This year, the company plans to add a marketplace where people will be able to sell access to their personal information—for instance, an intention to buy an SUV in the next four weeks. Local car dealers, Green believes, would want to pay for the chance to advertise or offer incentives to such users because the strategy offers higher odds of a payoff than, say, targeting ads through Google. Green says an individual could earn $1,000 a year in this manner; Personal would take a percentage of advertiser fees.

Green started Personal in 2009 and has raised $11 million from investors. He previously founded an online company that helped owners of stadiums and other facilities create maps of buildings or private events like the Super Bowl. His customers wouldn’t have allowed him to resell the data, yet that is exactly what individuals do when they simply give away their location and much more. It is a phenomenon Green considers a “fundamental instability” in the marketplace.

Economists, however, have found major problems with the idea of personal-data marketplaces. Individuals struggle to put a value on their data. And within today’s market structure, the value can vary dramatically depending on how it’s measured, but often information is exchanged for mere pennies, says Alessandro Acquisti, co-director of Carnegie Mellon University’s Center for Behavioral Decision Research.

“I would like these services to succeed,” Acquisti says. “At least they provide some more transparency. But I fear they may not.” It’s unclear so far how many users Personal has; the company declined to say. As of now, Green’s startup idea appears to have won more attention from analysts and privacy watchdogs than from consumers.

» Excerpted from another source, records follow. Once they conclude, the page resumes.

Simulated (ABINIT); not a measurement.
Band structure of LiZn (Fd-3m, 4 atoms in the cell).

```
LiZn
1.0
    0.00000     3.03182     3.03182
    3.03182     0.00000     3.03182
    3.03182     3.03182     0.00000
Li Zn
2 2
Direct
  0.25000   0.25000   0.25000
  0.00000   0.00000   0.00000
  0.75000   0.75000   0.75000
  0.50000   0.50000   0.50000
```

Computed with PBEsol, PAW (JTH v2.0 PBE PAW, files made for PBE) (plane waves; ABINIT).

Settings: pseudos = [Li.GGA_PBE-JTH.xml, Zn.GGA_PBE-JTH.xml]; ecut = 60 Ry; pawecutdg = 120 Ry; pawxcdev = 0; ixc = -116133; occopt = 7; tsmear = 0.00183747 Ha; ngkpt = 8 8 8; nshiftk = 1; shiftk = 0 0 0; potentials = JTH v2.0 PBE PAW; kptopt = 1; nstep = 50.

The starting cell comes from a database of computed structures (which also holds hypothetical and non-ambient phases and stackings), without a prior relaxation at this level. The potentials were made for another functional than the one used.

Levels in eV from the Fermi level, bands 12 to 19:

In the end, people will have to see enough benefit from such services to invest time in maintaining an account, which can involve manually entering information such as the numbers associated with bank accounts or warranties. But Green believes there are big productivity benefits to storing one’s valuable information in a single location. Users will have access to a personal data search box, and a feature to be introduced soon will let them safely complete online forms with a single click.

Green says the ultimate challenge for private data networks like his will be maintaining security. As with a bank, if you lock a lot of value in a vault, robbers will try to get in.